I am trying to read Json file using Spark v2.0.0. In case of simple data code works really well. In case of little bit complex data, when i print df.show() the data is not showing in correct way.
here is my code:
SparkSession session = SparkSession.builder().master("local").appName("jsonreader").getOrCreate();
Dataset<Row> list = session.read().json("/Users/hadoop/Desktop/sample.json");
list.show();
Here is my sample data:
{
"glossary": {
"title": "example glossary",
"GlossDiv": {
"title": "S",
"GlossList": {
"GlossEntry": {
"ID": "SGML",
"SortAs": "SGML",
"GlossTerm": "Standard Generalized Markup Language",
"Acronym": "SGML",
"Abbrev": "ISO 8879:1986",
"GlossDef": {
"para": "A meta-markup language, used to create markup languages such as DocBook.",
"GlossSeeAlso": ["GML", "XML"]
},
"GlossSee": "markup"
}
}
}
}
}
And my output is like:
+--------------------+
| _corrupt_record|
+--------------------+
| {|
| "glossary": {|
| "title": ...|
| "GlossDiv": {|
| "titl...|
| "GlossList": {|
| "...|
| ...|
| "SortAs": "S...|
| "GlossTerm":...|
| "Acronym": "...|
| "Abbrev": "I...|
| "GlossDef": {|
| ...|
| "GlossSeeAl...|
| ...|
| "GlossSee": ...|
| }|
| }|
| }|
+--------------------+
only showing top 20 rows
You will need to format the JSON to one line if you have to read this JSON. This is a multi line JSON and hence is not being read and loaded properly (One Object one Row)
Quoting the JSON API :
Loads a JSON file (one object per line) and returns the result as a DataFrame.

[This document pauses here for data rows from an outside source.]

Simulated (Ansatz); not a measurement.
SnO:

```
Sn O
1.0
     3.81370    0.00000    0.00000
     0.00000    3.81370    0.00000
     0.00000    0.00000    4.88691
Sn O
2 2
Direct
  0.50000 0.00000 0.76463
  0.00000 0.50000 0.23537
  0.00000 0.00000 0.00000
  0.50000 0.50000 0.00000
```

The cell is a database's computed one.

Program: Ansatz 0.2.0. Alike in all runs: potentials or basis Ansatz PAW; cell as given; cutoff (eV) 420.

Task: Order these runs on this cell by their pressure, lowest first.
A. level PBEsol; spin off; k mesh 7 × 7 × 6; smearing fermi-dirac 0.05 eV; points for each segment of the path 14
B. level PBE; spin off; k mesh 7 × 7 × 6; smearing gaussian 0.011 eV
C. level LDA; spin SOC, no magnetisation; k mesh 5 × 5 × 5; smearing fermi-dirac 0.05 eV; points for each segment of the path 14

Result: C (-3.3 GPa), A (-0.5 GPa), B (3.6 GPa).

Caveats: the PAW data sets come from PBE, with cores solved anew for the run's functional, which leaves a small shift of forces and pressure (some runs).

{"glossary":{"title":"example glossary","GlossDiv":{"title":"S","GlossList":{"GlossEntry":{"ID":"SGML","SortAs":"SGML","GlossTerm":"Standard Generalized Markup Language","Acronym":"SGML","Abbrev":"ISO 8879:1986","GlossDef":{"para":"A meta-markup language, used to create markup languages such as DocBook.","GlossSeeAlso":["GML","XML"]},"GlossSee":"markup"}}}}}
I just tried it on the shell , it should work from the code as well the same way (I had the same corrupted record error when i read a multi line JSON)
scala> val df = spark.read.json("C:/DevelopmentTools/data.json")
df: org.apache.spark.sql.DataFrame = [glossary: struct<GlossDiv: struct<GlossList: struct<GlossEntry: struct<Abbrev: string, Acronym: string ... 5 more fields>>, title: string>, title: string>]
scala>
Edits :
You can get the values out from that data frame using any action , for example
scala> df.select(df("glossary.GlossDiv.GlossList.GlossEntry.GlossTerm")).show()
+--------------------+
| GlossTerm|
+--------------------+
|Standard Generali...|
+--------------------+
scala>
You should be able to do it from your code as well